May 24

What was advertised in a revolutionary American newspaper 250 years ago today?

Supplement to the Virginia Gazette [Purdie] (May 24, 1776).

“For a catalogue, and terms, apply to the PRINTER.”

In the spring of 1776, Alexander Purdie’s Virginia Gazette carried and advertisement for “A VALUABLE LIBRARY of BOOKS, consisting of Law, Physick, Divinity, &c. &c.”  Using “&c.” (the abbreviation for et cetera commonly used in the eighteenth century) indicated that the library included books on many other topics.  The advertisement did not list any titles but instead instructed interested parties to “apply to the PRINTER” to receive a catalogue and learn more about the terms of the sale.  Purdie may have generated additional revenue by printing the catalogue for the anonymous advertiser …

Virginia Gazette [Dixon and Hunter] (May 25, 1776).

… or his competitors, John Dixon and William Hunter, may have printed the catalog.  An advertisement with nearly identical copy simultaneously ran in their newspaper.  It announced, “A VALUABLE LIBRAY OF BOOKS TO BE SOLD.”  It also told readers how to learn more: “For a CATALOGUE, and TERMS, apply to Printers of this Gazette.”  Perhaps the catalogue was an example of the “PRINTING WORK done at this Office in the NEATEST Manner, with Care and Expedition,” that Dixon and Hunter promoted in the masthead.  Both advertisements included a notation to remind the compositor to run the advertisement for four weeks.  The two advertisements almost certainly referred to the same “LIBRARY of BOOKS” for sale and the same catalogue.

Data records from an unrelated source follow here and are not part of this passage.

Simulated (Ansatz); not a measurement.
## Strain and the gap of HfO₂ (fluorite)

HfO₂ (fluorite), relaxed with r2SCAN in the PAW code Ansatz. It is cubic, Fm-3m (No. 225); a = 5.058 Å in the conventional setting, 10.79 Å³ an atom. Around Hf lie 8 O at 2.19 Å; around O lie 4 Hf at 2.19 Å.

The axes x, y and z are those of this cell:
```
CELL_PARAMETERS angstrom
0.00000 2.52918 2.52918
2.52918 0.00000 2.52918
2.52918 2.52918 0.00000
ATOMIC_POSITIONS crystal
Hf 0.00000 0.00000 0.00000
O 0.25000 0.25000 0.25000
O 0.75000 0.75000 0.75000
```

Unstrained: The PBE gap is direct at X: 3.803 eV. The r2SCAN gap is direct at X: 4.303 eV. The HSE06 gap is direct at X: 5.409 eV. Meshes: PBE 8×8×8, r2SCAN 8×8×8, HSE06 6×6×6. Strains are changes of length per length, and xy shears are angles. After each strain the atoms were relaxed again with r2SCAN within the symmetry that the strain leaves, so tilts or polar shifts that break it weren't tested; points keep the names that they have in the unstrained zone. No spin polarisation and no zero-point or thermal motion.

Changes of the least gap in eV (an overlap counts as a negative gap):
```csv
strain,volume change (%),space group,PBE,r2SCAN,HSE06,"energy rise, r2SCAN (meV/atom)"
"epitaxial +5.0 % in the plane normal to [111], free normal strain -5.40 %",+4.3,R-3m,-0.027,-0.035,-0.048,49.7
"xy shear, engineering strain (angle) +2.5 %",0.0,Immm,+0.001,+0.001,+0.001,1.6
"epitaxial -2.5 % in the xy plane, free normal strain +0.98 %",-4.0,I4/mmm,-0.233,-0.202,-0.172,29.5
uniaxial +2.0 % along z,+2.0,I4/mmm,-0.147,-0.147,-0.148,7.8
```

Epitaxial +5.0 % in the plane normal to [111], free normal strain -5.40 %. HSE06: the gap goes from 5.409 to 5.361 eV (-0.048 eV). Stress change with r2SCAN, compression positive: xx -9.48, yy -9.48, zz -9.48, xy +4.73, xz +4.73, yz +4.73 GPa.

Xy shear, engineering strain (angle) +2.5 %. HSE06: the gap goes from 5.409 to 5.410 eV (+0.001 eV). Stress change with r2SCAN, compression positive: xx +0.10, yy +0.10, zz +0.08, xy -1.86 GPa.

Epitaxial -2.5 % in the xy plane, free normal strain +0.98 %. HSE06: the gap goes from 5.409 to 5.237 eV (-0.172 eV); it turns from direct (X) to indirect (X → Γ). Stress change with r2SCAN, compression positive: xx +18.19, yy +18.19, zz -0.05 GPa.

The anonymous advertiser arranged for an additional form of marketing media, a catalogue, to supplement the notices that appeared in the newspapers printed in Williamsburg.  That catalogue may have been a small pamphlet, though it could have been a broadside printed only on one side or a broadsheet printed on both, depending on how many books it listed and the preferences of the advertiser and the decisions of the compositor.  The advertiser most likely did not have catalogues printed in both printing offices.  That meant coordinating the delivery of the catalogue from one printing office to the other.  No matter which printing office produced the catalogue, it increased the amount of advertising media available and circulating in Virginia in the 1770s.  Newspaper advertisements suggest that other kinds of marketing materials were more prevalent than the number of those that have survived in research libraries, historical societies, and private collections.

May 21

What was advertised in a colonial American newspaper 250 years ago this week?

May 21 - 5:18:1769 Pennsylvania Journal
Pennsylvania Journal (May 18, 1769).

“Particular care will be taken to do Advertisements, Blanks, &c. on very short notice.”

When Joseph Crukshank opened a printing office in Philadelphia in 1769, he attempted to attract clients by placing an advertisement in the Pennsylvania Journal. He pledged that his customers “may depend on having their work done in a neat and correct manner.” Crukshank anticipated that his job printing would include producing “Advertisements, Blanks, &c. on very short notice.” In that regard, he emphasized some of the same services as some newspaper printers regularly promoted in the colophons of their publications. The colophon on the final page of the Georgia Gazette, for instance, stated, “Hand-Bills, Advertisements, &c. printed at the shortest Notice.” Similarly, the colophon for the Pennsylvania Chronicle concluded with “Blanks and Hand-Bills in particular are done on the shortest Notice, in a neat and correct Manner.”

Printers generated revenue by printing handbills and other advertisements. For those who published newspapers, this revenue supplemented what they earned from subscriptions and advertisements inserted in the newspapers. For those who did not publish newspapers, like Crukshank, advertisements were an especially important component of their business. Handbills accounted for some of that work, but a variety of other sorts of advertising media came off of eighteenth-century printing presses, including trade cards, billheads, broadsides, furniture labels, catalogs, subscription notices, and magazine wrappers. Crukshank even promoted a catalog of the books he sold, inviting prospective customers to visit his shop to pick up their own copies.

All advertising could be considered ephemeral, but these other forms of advertising proved to be even more ephemeral than newspaper advertisements. Printers and others created repositories of eighteenth-century newspapers at the time of their creation, but handbills, trade cards, and other printed media deployed as advertising did not benefit from the same systematic collection and preservation. As a result, the sources for reconstructing the history of advertising in the colonial and revolutionary eras are skewed in favor of newspaper advertisements. Certainly newspaper advertisements were the most common form of advertising and merit particular attention, but they do not tell the entire story. The scattered billheads found among household accounts, labels still affixed to furniture, and other relatively rare eighteenth-century advertising media in modern libraries and archives belie their original abundance, according to the frequent references to “Hand-Bills, Advertisements, &c.” and “catalogues” in newspaper advertisements and colophons. Printers’ ledgers and correspondence also include references to advertisements with no known extant copies. These various sources indicate that, especially in the second half of the eighteenth century, Americans encountered a rich visual and textual landscape of advertising as they went about their daily lives.